About the suitability of current DVD technology for display on HDTVs, here’s a helpful visualization.
To compare that with the improvement of SVHS over VHS, SVHS is technically 60% sharper than VHS. (400 lines of resolution vs. 240.) For most practical purposes, though, it’s not quite that much better, since cable TV is delivered to our homes at 330 lines of resolution, so if you’re recording off the TV, you’re only going to get the benefit of something like 90 additional lines of resolution. Not a spectacular improvement, and (for most people) not enough of an incentive to spring for a pricier TV with S-Video or composite inputs that would support it. The improvement was so incremental that it never caught on, and good luck finding studio-released SVHS tapes.

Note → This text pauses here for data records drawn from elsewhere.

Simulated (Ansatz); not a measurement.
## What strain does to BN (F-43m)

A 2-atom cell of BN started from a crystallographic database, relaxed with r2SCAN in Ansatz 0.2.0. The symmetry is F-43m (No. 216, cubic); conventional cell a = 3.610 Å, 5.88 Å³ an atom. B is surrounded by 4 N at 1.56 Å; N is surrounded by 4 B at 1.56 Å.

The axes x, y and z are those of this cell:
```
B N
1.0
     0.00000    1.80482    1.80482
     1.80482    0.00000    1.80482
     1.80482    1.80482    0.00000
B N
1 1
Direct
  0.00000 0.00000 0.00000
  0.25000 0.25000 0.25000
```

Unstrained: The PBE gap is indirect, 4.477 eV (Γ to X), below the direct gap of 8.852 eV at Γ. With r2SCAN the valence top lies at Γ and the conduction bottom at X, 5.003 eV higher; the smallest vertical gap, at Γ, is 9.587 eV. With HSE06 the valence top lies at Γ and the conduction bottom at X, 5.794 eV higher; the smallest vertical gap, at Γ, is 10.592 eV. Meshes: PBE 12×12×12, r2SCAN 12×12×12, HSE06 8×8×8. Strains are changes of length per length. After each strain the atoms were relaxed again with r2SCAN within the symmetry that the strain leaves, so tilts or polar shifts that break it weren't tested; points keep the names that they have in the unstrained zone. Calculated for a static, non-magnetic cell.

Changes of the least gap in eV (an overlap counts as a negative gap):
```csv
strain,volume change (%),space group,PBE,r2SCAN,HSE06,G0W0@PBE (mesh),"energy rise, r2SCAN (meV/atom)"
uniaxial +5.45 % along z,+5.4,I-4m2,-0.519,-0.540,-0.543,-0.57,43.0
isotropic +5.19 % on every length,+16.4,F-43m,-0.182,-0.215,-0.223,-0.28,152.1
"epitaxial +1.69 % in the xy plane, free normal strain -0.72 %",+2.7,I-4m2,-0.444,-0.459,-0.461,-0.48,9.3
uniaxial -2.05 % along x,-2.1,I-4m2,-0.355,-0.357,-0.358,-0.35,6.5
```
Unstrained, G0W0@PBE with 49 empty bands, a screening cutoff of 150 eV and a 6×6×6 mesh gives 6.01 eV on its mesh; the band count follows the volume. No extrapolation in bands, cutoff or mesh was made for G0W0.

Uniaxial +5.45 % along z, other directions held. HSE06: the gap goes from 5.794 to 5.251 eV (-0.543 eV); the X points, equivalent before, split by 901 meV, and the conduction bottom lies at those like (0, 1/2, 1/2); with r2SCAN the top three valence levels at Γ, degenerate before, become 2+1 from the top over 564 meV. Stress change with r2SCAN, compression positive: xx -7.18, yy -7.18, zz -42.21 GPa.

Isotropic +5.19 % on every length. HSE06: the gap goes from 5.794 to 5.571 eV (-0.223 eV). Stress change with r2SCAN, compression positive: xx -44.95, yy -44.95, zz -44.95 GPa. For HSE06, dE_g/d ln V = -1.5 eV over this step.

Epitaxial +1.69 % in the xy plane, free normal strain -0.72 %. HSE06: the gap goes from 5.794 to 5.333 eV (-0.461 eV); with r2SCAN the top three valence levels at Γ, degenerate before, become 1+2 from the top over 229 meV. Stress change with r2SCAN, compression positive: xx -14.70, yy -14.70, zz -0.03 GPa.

SVHS is half again as detailed as VHS. Blu-ray and HD-DVD are five times more detailed than DVD. Beyond that, don’t expect the special features to be exactly the same. The specs for Blu-ray, at least, allow for some neat stuff that isn’t possible with DVDs. It’s designed to be networkable, which is a neat gimmick. It uses alpha channels for more than just subtitles, so commentaries can have full-motion video composited over the film and suchlike. Not to mention that you can fit nine hours of full resolution HDTV on a single disk – or 23 hours of NTSC-quality TV, if you want to bother.
Mr2001, I’m not terribly worried about being inconvenienced by DRM issues. I’m fairly confident that things will proceed according to precedent: Security measures will be a non-issue for people who just want to watch their licensed content, and will be circumvented by people who are determined to get around it. There’s been a lot of hand-wringing about the possibility of innocent consumers having their units disabled through “false positives” for piracy. I don’t see it happening, honestly. If it’s going to happen to one person, it’s going to happen to a thousand, and if it does, then it doesn’t work and will have to be reversed/abandoned. There’s no percentage in totally alienating your customers.
I’m pretty confident that I’m going to want to be able to record HDTV programming and be able to watch it any time I want, for as long as want, and I don’t see that changing any time. I’m also pretty sure that I’ll have some desire to back-up HD versions of movies, and can’t really imagine any anti-piracy features, no matter how sophisticated, are going to hold up for very long against the army of nerds that will be working 24/7 to defeat them.
Anyway, I’m sure by the time I’ve saved enough (and the price has come down) for me to start seriously considering buying an HDTV and a high-def player. When I got my first DVD player they were still impossible to make a decent copy from, but who cared? The improvement in the medium was enough that that seemed like a minor thing at the time, and the nerds worked it out anyway. Same thing here. Not really worried about it. Certainly not going to decide upfront to be content with a picture quality that pales in comparison to the new media (and is soon to become a legacy format) because the new guys aren’t leaving their pants down from the get-go.
The benefits in this case are so much greater, even if by some miracle it turns out to be a completely airtight uncrackable encryption, frankly I don’t care, so long as I can purchase and rent movies in ass-kicking high definition. I think that for the foreseeable future, at least, bandwidth limitation is the most effective foil against actual piracy. Who’s going to want to spend a week or more trying to download a twenty-five or fifty meg disc image? And if it’s re-encoded into a more digestible format, who cares, really? (I know who cares, but to my way of thinking, such a “copy” is so inadequate that it’s not a replacement for the actual product. I somtimes grab screeners of movies before they’re available, but if I have enough interest in a movie to take the time to download and burn a file that’s 1.4 or 3 gigs, you can bet your ass that I’m going to see it in the theatre or snatch up the DVD as soon as I have the opportunity to, so nobody loses anything by it.)